Jahn-Teller Solitons, Structural Phase Transitions and Phase Separation
Dennis P. Clougherty

TL;DR
This paper demonstrates that molecular solids with Jahn-Teller interactions can support stable, localized charge solitons that are linked to structural phase transitions and phase separation phenomena.
Contribution
It introduces the concept of Jahn-Teller solitons as stable, non-topological excitations in molecular solids, connecting their stability and divergence to phase transitions.
Findings
Jahn-Teller solitons are stable below a critical coupling strength.
Approaching the critical coupling causes the soliton size to diverge.
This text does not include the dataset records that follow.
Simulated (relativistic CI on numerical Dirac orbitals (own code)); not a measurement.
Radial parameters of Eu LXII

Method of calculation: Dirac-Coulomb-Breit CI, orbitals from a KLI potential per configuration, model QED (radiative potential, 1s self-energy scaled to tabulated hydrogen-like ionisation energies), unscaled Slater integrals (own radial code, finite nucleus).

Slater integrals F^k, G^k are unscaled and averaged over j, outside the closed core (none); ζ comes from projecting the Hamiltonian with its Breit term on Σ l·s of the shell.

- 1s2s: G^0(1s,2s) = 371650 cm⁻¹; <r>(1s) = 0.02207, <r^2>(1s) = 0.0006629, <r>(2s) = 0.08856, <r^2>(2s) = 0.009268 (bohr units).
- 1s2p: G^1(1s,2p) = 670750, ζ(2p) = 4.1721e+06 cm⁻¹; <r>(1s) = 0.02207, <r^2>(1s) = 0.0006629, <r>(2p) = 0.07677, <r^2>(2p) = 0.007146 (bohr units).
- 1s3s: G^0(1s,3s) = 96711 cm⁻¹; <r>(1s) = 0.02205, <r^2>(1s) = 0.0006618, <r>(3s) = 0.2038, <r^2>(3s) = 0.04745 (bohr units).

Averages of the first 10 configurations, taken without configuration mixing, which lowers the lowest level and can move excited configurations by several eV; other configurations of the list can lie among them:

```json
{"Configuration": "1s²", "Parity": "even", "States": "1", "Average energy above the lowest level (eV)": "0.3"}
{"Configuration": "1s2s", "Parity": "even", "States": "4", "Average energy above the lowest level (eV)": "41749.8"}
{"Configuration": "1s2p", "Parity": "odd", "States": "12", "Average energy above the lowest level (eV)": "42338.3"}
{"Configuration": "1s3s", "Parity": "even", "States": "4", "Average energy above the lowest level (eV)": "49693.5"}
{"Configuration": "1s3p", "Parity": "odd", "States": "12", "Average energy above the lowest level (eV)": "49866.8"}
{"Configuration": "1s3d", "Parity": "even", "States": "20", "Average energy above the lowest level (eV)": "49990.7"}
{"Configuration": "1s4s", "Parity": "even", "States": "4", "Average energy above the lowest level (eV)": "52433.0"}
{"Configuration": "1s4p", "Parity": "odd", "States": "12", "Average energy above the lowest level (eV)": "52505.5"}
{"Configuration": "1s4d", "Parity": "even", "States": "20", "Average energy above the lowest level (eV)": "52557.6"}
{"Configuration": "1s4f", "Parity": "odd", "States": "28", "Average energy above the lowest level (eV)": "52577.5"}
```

Soliton behavior mimics phase separation in complex solids.
Abstract
It is demonstrated that under common conditions a molecular solid subject to Jahn-Teller interactions supports stable Q-ball-like non-topological solitons. Such solitons represent a localized lump of excess electric charge in periodic motion accompanied by a time-dependent shape distortion of a set of adjacent molecules. The motion of the distortion can correspond to a true rotation or to a pseudo-rotation about the symmetric shape configuration. These solitons are stable for Jahn-Teller coupling strengths below a critical value; however, as the Jahn-Teller coupling approaches this critical value, the size of the soliton diverges signaling an incipient structural phase transition. The soliton phase mimics features commonly attributed to phase separation in complex solids.